Maybe Guatemalan measles are deadlier?

That just might be true.

And then last week, the plane crash in Ukraine. I found out about it on Facebook, since we were on vacation. I read the article and then commented on the post: “Dude.” Which in Jen speak means “That is one f-ed up and sad situation.” To which the poster replied “So scary.”

Sad? Reprehensible? Immoral? Incredibly irresponsible and just plain STUPID?

Yes.

But scary?

We can take any situation at any time and twist it into a horror movie, but that doesn’t mean the horror movie will happen.

Of course, horror movie scenarios make money, for news stations and politicians. People we should be able to trust, people who say they stand for our good, are using fear of what might happen to boost ratings and win elections.

And we’re so used to it that we don’t even fight it anymore but let me tell you: this nation was not founded on fear. Good Lord, if the Puritans had stopped to think what might happen, they wouldn’t have gotten on the ship.

And the worst did happen, by the way, and they survived. That’s the blood that runs in our veins.

I’m done being scared. I want to live here, and now. I want to live in truth and light, not rumors and shadow. I am not talking about turning a blind eye to the state of the world and living in blissful ignorance. But I wish we could all stop looking at what might go wrong and start seeing what is going right.
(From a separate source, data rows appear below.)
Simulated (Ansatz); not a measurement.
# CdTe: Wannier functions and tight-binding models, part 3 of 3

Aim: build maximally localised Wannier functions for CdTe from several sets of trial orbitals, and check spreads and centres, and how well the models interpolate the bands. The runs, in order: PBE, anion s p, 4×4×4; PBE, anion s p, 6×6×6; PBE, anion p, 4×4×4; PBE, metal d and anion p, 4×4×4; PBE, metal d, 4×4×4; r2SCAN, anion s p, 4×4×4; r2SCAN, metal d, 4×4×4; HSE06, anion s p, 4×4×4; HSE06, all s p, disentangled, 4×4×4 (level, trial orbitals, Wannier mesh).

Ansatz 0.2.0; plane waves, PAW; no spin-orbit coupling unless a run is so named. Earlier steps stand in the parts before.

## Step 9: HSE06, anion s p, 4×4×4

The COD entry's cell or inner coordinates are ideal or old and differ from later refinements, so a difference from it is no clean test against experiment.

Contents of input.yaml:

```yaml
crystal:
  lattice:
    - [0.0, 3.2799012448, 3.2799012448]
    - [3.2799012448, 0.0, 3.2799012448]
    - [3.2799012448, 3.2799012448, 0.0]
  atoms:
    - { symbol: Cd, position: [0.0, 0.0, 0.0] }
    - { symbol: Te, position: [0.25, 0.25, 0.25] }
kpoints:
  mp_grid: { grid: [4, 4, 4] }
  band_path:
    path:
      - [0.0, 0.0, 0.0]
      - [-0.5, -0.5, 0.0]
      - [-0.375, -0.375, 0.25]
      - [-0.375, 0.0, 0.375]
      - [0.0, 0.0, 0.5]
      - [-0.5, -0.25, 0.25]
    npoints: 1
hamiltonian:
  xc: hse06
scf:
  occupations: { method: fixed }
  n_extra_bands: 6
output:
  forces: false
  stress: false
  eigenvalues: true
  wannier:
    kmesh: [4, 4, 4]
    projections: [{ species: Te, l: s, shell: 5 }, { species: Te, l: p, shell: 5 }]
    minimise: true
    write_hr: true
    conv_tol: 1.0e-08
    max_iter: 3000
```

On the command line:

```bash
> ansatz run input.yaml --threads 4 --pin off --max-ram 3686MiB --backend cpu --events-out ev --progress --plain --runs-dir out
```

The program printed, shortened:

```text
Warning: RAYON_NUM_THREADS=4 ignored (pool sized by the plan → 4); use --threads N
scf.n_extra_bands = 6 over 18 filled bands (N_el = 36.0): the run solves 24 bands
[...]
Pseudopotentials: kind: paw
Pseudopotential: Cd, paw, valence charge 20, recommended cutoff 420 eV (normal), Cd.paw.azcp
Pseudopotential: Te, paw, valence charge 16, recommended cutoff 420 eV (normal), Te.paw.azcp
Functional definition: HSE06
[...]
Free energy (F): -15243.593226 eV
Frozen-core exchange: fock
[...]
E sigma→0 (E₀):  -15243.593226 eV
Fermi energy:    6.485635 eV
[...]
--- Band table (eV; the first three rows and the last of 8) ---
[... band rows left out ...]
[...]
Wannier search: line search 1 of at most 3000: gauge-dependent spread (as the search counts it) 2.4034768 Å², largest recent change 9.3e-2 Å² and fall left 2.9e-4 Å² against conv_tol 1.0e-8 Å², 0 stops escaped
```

We should find the courage to hold our leaders and media to this same standard. All we have to say is this:

We are not little children. We are God-loving folks and we are not scared of the dark. We work hard, we support each other and we deserve the truth. You think the truth is boring. You think we need a boogeyman. We have news for you: Main Street USA is about as real as it gets and our lives are not boring. They are beautiful and fruitful, even when they are hard.

That’s the truth.

So stop inventing ways to tell stories that try to make us feel like the world is blowing up and caving in on us all at once. Stop telling us about what might happen. Be real.

That’s our new hashtag: #BeReal. A challenge, a reminder and notice served that we aren’t buying fear for fear’s sake anymore.